You're like immutable data is awesome.
It has all these really nice properties.
It's great.
But there's a downside that like,
if you try to do this in JavaScript, for example,
you're gonna be like defensively cloning stuff all the time.
Or automatically, right?
It's just like cloning, cloning, cloning,
like all these things like, oh, it's immutable,
but I need to get a new one.
So I'm gonna like clone the whole thing
and accept one thing is gonna be different.
That's extremely slow.
So what we do is I call it opportunistic mutation.

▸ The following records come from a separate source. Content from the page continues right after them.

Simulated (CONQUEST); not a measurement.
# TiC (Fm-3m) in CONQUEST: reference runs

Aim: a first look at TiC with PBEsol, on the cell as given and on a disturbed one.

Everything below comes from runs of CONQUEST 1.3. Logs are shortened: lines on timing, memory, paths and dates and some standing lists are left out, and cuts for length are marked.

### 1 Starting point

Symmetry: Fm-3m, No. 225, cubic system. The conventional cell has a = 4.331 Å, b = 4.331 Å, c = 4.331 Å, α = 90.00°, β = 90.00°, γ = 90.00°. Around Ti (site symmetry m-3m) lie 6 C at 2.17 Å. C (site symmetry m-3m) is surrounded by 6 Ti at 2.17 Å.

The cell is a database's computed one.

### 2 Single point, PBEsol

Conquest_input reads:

There's other names for it in like compiler literature,
like functional, but in place, but that's so long to say.
But the basic thing-
I like opportunistic manipulation.
That's, it's long, it's impressive,
and it sounds like it rolls off the top.
I'm already saying it, so I like that name. Yeah, so the basic idea is that it's long, it's impressive, and it sounds like it rolls off the top. I'm already saying it, so I like that name.
Yeah, so the basic idea is that it's like, if you...
So we do automatic reference counting.
Let's say that I'm like, for example,
I want to append something onto the end of a list.
First of all, in most functional languages,
list refers to like a linked list.
But for us, it's more like JavaScript or Python,
where it's actually like an array, like a flat array in memory.
Normally in JavaScript, like you're like,
I wanna append something onto the end of the list
and get back a new list at the end of the day,
that requires cloning the entire existing thing
and then like sticking something on the end
and now you have the new one.
Well, that's terrible for performance, obviously.
Much faster is to mutate it in place and just say like,
yeah, just stick something on the end, we're done.
So the CPU likes that, but as a programmer,
if you're trying to do everything with immutable data because you like the semantics of that and how things sort of
change together, and you don't have to like worry about like, wait, did it change at this point?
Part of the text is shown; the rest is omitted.